The Life and Death of Colonel Blimp

From: Monthly Film Bulletin
Vol.10 (1943)

Directors: Michael Powell, Emeric Pressburger
Producers: The Archers
Cast: Anton Walbrook, Deborah Kerr, Roger Livesey
Technicolor 163 mins.

Patriotic romantic drama. Clive Candy, a young Army officer, wins the V.C. in the South African War and then in a quixotic mood sets out for Berlin to allay the rumours of British atrocities, which are rife. As a result he has to fight a duel, from which he forms a lifelong friendship with his opponent, Lt. Theo Kretschmar-Schuldorff of the 2nd Uhlans, to whom he loses the woman he loves. In the 1914 war he rises to the rank of Brigadier, and, coming home, marries a young V.A.D. who reminds him of his first love. When the present war breaks out he is a widower but still in the Army, and his German friend, now a refugee, is living with him. Before the film ends he is retired, joins the Home Guard; but even there turns out to be too clean a fighter for modern ideas.

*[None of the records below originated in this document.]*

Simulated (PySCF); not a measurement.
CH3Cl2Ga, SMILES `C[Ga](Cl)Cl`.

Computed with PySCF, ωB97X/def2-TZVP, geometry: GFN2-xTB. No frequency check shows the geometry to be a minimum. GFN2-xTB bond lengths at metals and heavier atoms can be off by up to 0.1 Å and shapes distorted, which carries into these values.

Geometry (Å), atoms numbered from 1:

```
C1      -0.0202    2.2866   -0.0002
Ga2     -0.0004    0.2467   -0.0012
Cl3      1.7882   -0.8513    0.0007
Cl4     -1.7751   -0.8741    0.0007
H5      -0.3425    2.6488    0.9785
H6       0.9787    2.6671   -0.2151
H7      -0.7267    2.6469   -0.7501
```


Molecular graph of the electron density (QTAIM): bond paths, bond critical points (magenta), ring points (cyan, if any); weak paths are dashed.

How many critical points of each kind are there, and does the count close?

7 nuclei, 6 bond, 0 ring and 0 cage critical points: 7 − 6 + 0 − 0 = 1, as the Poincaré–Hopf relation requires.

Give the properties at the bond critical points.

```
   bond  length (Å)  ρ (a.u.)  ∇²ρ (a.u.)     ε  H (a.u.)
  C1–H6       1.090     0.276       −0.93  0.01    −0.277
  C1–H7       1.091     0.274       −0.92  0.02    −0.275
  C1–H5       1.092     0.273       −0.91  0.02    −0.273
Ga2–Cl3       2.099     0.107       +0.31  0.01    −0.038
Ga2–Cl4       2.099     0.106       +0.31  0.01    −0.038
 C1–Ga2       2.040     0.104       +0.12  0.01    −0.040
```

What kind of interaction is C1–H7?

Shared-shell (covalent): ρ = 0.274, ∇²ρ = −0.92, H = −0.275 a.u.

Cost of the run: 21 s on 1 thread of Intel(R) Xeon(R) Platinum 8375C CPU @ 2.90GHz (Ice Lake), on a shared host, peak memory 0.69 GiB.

     The virtue of this film lies in the skill with which the joint authors, producers and directors - Michael Powell and Emeric Pressburger - have taken the butt of the cartoonists and turned him into the sympathetic figure as played by Roger Livesey. Its message may be obscure, but its emotional appeal is high - a fact which is due in no small measure to Deborah Kerr's presentation of the three women in Candy's life. Anton Walbrook manages to make the German officer-cum-refugee a sympathetic figure and grows old gracefully. The colour is admirable; the script and its delivery by the actors, brilliant; the English atmosphere of understatement well maintained throughout. Each individual part is carefully built up and the film as a whole (if a trifle unsatisfying in retrospect) repays the evident care which has been lavished upon it.